When the state was run by warrior kings, this was comprehensible: they owed their existence to overwhelming force. Now weapons budgets and foreign wars are, if anything, an electoral liability. But the pattern has never been broken.
In Geneva today, at the new review of the conventional weapons treaty, the British government will be using the full force of its diplomacy to ensure that civilians continue to be killed, by blocking a ban on the use of cluster bombs. Sweden, supported by Austria, Mexico and New Zealand, has proposed a convention making their deployment illegal, like the Ottawa treaty banning anti-personnel landmines. But the UK, working with the US, China and Russia, has spent the past week trying to prevent negotiations from being opened. Perhaps this is unsurprising. Most of the cluster bombs dropped during the past 40 years have been delivered by Britain's two principal allies - the US and Israel - in the "war on terror". And the UK used hundreds of thousands of them during the two Gulf wars.
Cluster munitions are tiny bombs - generally about the size of a drinks can - packed inside bigger bombs or artillery shells. They scatter over several hectares and they are meant to be used to destroy tanks and planes and to wipe out anti-aircraft positions. There are two particular problems.
The first is that the bombs, being widely dispersed, cannot be accurately targeted. The second is that many of them don't detonate when they hit the ground. Officially, cluster bombs have a failure rate of between 5% and 7%. In reality it's much higher. Between 20% and 25% of the cluster munitions Nato forces dropped during the Kosovo conflict failed to go off when they landed. The failure rate of the bombs dropped by the US in Indochina was roughly 30%. Of the cluster bombs that Israel scattered over Lebanon, 40% did not detonate.

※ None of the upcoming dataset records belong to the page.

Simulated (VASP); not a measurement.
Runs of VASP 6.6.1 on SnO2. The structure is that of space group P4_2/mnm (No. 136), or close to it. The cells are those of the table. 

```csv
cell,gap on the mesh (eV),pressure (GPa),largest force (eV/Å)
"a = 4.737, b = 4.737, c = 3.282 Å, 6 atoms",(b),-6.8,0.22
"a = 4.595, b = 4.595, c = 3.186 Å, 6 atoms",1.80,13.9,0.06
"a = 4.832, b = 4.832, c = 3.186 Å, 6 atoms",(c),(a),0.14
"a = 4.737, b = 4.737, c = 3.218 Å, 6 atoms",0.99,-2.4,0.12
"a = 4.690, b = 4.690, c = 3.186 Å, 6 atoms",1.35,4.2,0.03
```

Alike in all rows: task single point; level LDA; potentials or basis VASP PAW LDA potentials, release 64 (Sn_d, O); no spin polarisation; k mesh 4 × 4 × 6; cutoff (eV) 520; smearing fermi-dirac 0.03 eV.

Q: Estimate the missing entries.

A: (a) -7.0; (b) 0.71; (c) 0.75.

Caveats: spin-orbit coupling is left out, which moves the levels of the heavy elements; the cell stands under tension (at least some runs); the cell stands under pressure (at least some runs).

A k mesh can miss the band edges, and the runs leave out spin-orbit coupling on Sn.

The unexploded bombs then sit and wait to be defused - leg by human leg. They are as devastating to civilian populations as landmines, or possibly worse, because far more of them have been dropped. Even 30 years or more after they land - as the people of Vietnam and Laos know - they can still be detonated by the slightest concussion.
A report published last week by the independent organisation Handicap International estimates that around 100,000 people have been killed or wounded by cluster bombs. Of the known casualties, 98% are civilians. Most of them are hit when farming, walking or clearing the rubble where their homes used to be. Many of the victims are children, partly because the bombs look like toys. Handicap's report tells terrible and heartbreaking stories of children finding these munitions and playing catch with them, or using them as boules or marbles. Those who survive are often blinded, lose limbs or suffer horrible abdominal injuries.
Among the case histories in the report is that of a family in Kosovo who went to swim in a lake a few kilometres from their village. One of the children, a six-year-old called Adnan, found a metal can on the bank and showed it to his family. It exploded. His father and older brother were killed and Adnan was gravely wounded. His sister later returned to the lake to collect the family's belongings, stepped on another Nato cluster bomb and was killed.
The economic effects of cluster bombs can also be deadly. Like landmines they put many agricultural areas out of bounds, because of the risk of detonating one while ploughing or harvesting. In some parts of Lebanon the fields have remained unharvested this year. Cluster bombs dropped on to the rubble of Lebanese towns have made reconstruction slow and dangerous.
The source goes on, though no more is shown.